Three years ago, I forced myself to abandon my holier-than-thou griping about social media. I stopped making derogatory remarks about Twitterers and joined the enemy (@RacheldeThame). More than 2,300 tweets later, and with a fledgling Instagram account (racheldethame), I feel less than proud of what, with hindsight, seems a stance based on snobbery and ignorance. For now at least, I’m an evangelising convert, regularly trying to persuade other middle-aged antis to give it a go.
As soon as I signed up, familiar faces popped up to say hello and strangers reassured me that there was a friendly online gardening crowd. They were right: despite seeming the most unlikely bedfellows, gardening (outdoors, older demographic) and social media (indoors, much younger) have made a surprisingly good match, with benefits all round.
The most popular accounts have hundreds of thousands of followers. That’s a lot of people, and gardeners seem to be increasingly hooked, with a vibrant, varied and vociferous crowd of bloggers, tweeters and Instagram addicts. How else would I know what’s coming into flower in Sydney, or see pomegranates being harvested in Kurdistan?

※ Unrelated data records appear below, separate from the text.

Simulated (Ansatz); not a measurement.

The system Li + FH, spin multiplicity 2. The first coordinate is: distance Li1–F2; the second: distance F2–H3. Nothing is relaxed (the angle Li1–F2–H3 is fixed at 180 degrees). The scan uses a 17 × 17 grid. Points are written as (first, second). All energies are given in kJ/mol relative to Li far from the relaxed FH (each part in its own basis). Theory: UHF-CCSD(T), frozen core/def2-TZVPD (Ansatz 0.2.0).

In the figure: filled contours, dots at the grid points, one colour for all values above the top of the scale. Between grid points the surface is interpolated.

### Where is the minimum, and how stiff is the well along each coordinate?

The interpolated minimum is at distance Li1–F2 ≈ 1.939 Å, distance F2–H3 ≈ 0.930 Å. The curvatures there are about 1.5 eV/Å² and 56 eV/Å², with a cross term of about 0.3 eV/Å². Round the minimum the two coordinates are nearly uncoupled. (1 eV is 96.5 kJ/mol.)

There are huge upsides for horticultural businesses, too. Twitter and Instagram whet the appetite and create a zeitgeist among users. Stephen Davies, manager of house plants at Clifton Nurseries, the oldest garden centre in London, has noticed a definite change over the past couple of years, and credits social media with generating new business among 18- to 30-year-olds, who now account for a substantial number of Clifton’s customers. “We’ve seen a big increase in the sale of house plants,” he says. “Most young people don’t live in houses, they live in flats, so house plants have swung round from being almost unpopular to really cool.
“I think most of it is to do with social media. They communicate with each other, and it creates a wave of interest that gathers momentum.”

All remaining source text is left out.